Digital banking startup Mercury has just pulled in $300 million in a fresh round of funding, pushing its post-money valuation to $3.5 billion. More than double what it was just a few years ago. The Series C round, which includes both primary and secondary funding, is Mercury’s largest raise to date and marks a milestone moment for the 2017-founded company.
The round was led by Sequoia Capital, which invested in Mercury for the first time. It was joined by a lineup of returning investors like Coatue, Andreessen Horowitz, CRV, and new backers including Spark Capital and Marathon. This latest injection brings Mercury’s total raised to $500 million. While exact details weren’t disclosed, CEO and co-founder Immad Akhund confirmed that the majority of this round was primary capital.
Unlike many fintechs navigating a tough market, Mercury is thriving. The company generated a staggering $500 million in revenue in 2024. And has remained profitable for 10 straight quarters—on both EBITDA and GAAP net income. This profitability streak makes Mercury a rare standout in a space where many digital-first financial startups are still burning cash.
Today, Mercury serves more than 200,000 businesses. That’s a 40% year-over-year customer increase, with companies ranging from fast-growing startups like ElevenLabs and Linear to venture firms and e-commerce sellers. Its payment volume also spiked 64%, hitting $156 billion.
While Mercury made its name by offering sleek. Startup-friendly business bank accounts, it’s been rapidly evolving into a full-stack financial platform. In 2022, it launched a corporate credit card. Then in 2023, it added tools like bill pay, invoicing, and employee reimbursements. Features that now put it in more direct competition with rivals like Brex and Ramp.
The competition is only heating up. Mercury plans to roll out a consumer banking product later this year, marking its first serious push beyond business banking. At the same time, it’s preparing for major growth. The company currently has 850 employees, with plans to expand headcount to over 1,000 in 2025. Acquisitions are also on the table, Akhund confirmed.
This Series C funding round is also notable for its timing. As other fintechs like Klarna gear up for IPOs, Mercury’s continued profitability and strong growth metrics suggest it may be positioning itself for an even larger move down the road.

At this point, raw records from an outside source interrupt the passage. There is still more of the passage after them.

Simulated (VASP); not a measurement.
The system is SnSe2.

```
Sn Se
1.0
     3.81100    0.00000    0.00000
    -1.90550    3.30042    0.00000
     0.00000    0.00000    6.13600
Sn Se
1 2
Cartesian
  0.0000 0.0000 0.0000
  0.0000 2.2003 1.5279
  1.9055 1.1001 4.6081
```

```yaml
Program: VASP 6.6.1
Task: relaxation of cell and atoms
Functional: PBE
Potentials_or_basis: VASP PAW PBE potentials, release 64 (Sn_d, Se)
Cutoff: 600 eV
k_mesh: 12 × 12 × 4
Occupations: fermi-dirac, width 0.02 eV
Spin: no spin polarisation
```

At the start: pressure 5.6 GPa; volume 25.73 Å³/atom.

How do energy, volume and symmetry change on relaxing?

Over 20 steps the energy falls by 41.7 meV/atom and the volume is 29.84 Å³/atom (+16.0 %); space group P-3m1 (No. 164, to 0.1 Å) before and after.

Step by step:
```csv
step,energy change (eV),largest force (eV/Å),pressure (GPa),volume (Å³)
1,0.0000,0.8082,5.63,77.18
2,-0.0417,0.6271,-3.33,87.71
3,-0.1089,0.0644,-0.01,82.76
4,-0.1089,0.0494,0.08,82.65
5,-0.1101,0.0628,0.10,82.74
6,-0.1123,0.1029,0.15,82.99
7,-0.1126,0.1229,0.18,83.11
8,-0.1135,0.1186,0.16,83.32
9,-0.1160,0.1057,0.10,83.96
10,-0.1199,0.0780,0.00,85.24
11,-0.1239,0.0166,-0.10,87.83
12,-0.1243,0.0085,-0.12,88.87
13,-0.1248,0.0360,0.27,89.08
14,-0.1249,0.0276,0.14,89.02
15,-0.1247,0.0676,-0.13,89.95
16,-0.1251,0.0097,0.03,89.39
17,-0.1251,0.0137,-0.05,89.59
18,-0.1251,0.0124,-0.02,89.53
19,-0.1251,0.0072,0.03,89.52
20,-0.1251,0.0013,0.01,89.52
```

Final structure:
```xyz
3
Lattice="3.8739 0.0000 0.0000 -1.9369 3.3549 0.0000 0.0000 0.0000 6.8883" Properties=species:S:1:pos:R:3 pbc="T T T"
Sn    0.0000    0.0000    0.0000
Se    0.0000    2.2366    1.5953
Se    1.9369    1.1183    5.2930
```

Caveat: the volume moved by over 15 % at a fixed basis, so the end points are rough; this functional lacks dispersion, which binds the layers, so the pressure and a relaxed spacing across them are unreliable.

However, not everything has been smooth sailing. Mercury recently ended its partnership with Evolve Bank & Trust, following a rocky few years involving Banking-as-a-Service provider Synapse. Akhund said the company stopped directing new customers to Evolve in 2022 and is now transitioning users to its other partner banks.
Still, the momentum behind Mercury is undeniable. With a strong revenue base, robust customer growth, and a sharpened focus on expansion, the digital banking startup is charting a bold course through a turbulent fintech landscape—and showing that profitability and growth don’t have to be mutually exclusive.